The Pros and Cons of Artificially Intelligent Judges in Gymnastics

6b26936e706712f9d1ab84a83b0b7a78

In November 2017, many major news outlets reported that the Tokyo 2020 Olympics would see the debut of artificially intelligent judges, a monumental first for the sport of gymnastics and the field of artificial intelligence.

The technology, which is currently in development by Fujitsu and the Japan Gymnastics Association, will use sophisticated 3D laser sensors in order to track athletes’ movements in real time. The main idea is that it will measure the positions of an athlete’s hands and feet and match them against a dictionary of human movements so that it will be able to accurately identify the skill performed, how many twists were executed, and so on.

For the upcoming 2020 Olympics, the technology will only act as assistants to the judges, but eventually researchers hope to completely eliminate the need for human judges. There are many questions as to whether this vision will be fully realized with Fujitsu’s proposed model given the complex nature of gymnastics routines. On the other hand, there are also ethical and security-related concerns that will be difficult to overcome. Weighing the pros and cons of the technology can help us understand whether the need for artificially intelligence judges is justified.

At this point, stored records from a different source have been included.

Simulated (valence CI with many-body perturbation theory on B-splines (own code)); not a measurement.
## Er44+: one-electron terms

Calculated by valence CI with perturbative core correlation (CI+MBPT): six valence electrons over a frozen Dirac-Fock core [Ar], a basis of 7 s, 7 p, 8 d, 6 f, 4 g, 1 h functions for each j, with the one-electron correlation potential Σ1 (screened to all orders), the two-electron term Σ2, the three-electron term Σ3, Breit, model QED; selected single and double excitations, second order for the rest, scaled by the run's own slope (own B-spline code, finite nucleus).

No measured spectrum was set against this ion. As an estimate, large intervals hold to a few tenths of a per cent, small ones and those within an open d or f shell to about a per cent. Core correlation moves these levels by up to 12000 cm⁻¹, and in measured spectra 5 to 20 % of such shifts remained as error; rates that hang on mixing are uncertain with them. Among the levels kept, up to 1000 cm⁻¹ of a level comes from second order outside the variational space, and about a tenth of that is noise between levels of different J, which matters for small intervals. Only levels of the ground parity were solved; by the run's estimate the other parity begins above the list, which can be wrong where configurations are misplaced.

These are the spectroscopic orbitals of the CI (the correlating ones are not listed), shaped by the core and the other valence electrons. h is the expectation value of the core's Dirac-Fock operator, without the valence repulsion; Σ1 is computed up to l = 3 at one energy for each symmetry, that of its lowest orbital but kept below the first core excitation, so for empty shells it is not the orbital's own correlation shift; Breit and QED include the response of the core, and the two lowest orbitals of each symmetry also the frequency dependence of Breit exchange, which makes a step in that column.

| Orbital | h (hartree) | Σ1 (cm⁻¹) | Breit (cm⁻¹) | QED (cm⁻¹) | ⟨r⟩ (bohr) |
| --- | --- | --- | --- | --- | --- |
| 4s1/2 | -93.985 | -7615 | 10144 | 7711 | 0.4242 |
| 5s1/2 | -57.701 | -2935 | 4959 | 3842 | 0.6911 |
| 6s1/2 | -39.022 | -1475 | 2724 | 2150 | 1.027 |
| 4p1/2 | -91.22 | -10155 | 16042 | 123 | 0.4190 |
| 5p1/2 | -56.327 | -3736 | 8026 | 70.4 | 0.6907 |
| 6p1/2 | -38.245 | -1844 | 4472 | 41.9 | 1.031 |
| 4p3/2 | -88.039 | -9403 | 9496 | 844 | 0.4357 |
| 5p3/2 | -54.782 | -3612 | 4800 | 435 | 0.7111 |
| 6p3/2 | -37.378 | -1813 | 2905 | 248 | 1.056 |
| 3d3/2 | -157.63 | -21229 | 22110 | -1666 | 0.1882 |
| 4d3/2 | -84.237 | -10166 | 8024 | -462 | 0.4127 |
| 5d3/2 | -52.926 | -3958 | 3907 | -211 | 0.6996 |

Strange as it may seem that AI could one day replace human judges, some sports have already begun implementing technology to automate timing and scoring procedures. In the 2018 Winter Olympics, Sven Kramer won the men’s 5000 meter speed skating race over second place finisher Ted-Jan Bloemen by two hundredths of a second. During the race, to any spectator, let alone any judge watching, the two skaters appeared to finish at the same time. The naked eye could not determine who finished first. The referees needed to make use of slow motion replay videos to account for the micro difference between the skaters.

A difference like that can have profound effects on the outcome of the competition. In gymnastics, tenths, hundredths, or even thousandths of a point can drastically change an athlete’s placing in the standings. At the 2011 World Championships, Jordyn Wieber won the all-around gold over Viktoria Komova by 0.032, an amount that can’t even be described as a quantifiable deduction. Had they been judged by another set of judges, the outcome would not necessarily be the same. This is one of the many issues that Fujitsu’s new AI technology aims to solve. In practice, though, how effective will this kind of technology be?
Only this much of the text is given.